Back to School for Sudanese Refugees

Micklina Peter Kenyi was 11 years old when the government of Sudan bombed her village, attempting to wipe out people deemed rebels. With shrapnel flying, she and her family ran for their lives, losing each other in the chaos. After three weeks in the woods, surviving on "wild berries and prayer," as Kenyi puts it, she made it to a refugee camp.

Today, her life is worlds away from the bloodshed in Sudan, where millions of civilians have been killed since the start of the civil war in 1983. Kenyi, 30, lives in Colorado with her husband and infant son, and has a shiny new degree from the University of Colorado. Now she's helping other lost girls get their diplomas as well.
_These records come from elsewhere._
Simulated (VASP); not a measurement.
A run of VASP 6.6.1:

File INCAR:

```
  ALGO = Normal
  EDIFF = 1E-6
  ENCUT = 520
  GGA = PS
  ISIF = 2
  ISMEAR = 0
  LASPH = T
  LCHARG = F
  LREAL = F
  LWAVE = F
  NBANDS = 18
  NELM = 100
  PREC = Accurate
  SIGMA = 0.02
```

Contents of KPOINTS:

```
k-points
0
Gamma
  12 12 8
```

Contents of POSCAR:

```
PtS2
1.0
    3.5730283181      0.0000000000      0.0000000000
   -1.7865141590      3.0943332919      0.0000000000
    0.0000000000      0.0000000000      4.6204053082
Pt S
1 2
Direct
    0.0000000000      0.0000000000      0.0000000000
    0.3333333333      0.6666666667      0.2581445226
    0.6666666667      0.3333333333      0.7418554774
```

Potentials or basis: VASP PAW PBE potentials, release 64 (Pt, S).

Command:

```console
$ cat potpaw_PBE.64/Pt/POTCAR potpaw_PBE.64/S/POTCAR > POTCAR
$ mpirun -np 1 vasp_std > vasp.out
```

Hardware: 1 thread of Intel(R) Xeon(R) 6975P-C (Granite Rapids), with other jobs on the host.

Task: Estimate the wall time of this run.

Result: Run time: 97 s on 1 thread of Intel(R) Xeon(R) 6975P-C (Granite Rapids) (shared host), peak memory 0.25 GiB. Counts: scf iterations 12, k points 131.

Kenyi, who landed in Colorado in 2004, thanks to a U.S. government resettlement program, started her new life in America by working the late shift at Target. Things changed, she says, when Boulder residents encouraged her to go to school. Since then, more than a dozen Sudanese women have come to town, so Kenyi has teamed up with local teachers to make sure these women get educated, too, instead of winding up in low-paying gigs like housecleaning. Her Thinking Outside the Box Learning Center, an offshoot of a nonprofit she launched called the Community of Sudanese and American Women, connects the refugees with tutors who help them get their GEDs.

Kenyi says this is just the beginning of her efforts to help the women of her homeland. "There's a piece of my heart in the Sudan," she says. "Someday I'd like to return and open a school."